The OECD, Kenya, Italy and Germany launched the pilot Africa Academy for Tax and Financial Crime Investigation at the G20 Africa Partnership conference on 13 June 2017 in Berlin, Germany. Representatives of the four partners signed a Declaration of Intent to launch this academy, which seeks to strengthen the capacity of tax and financial crime investigators in tackling illicit financial flows. The sums lost to these flows, including tax evasion, money laundering, bribery and corruption are vast. In Africa alone, the 2015 Mbeki report estimates the losses in excess of 50 billion US dollars per year due to illicit financial flows. Illicit financial flows all thrive in a climate of secrecy, inadequate legal frameworks, lax regulation, poor enforcement, and weak inter-agency co-operation. Technology and an increasingly borderless world has also facilitated globalised financial crime, creating further challenges for those charged with investigating and prosecuting such crimes.

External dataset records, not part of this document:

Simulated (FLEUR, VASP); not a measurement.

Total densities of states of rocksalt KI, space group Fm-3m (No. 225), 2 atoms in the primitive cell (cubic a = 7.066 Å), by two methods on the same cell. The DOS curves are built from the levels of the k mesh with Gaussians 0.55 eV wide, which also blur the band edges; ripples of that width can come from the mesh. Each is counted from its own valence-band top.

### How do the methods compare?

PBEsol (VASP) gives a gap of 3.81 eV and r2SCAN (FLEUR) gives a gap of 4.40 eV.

This initiative, supported by the G7 Bari Declaration (May 2017), aims to provide demand-driven training addressing the specific needs of African countries and building on Africa-wide experiences and best practices in tackling illicit financial flows.
The Africa Academy programmes include broad based courses on conducting and managing financial investigations, as well as specialised courses on topics including asset recovery, anti-money laundering, cash economy and VAT/GST fraud. More detailed information on upcoming Academy programmes is available below.
The Africa Academy is housed at the Kenya School of Monetary Studies (KSMS) in Nairobi, Kenya, part of the Kenya Revenue Authority (KRA).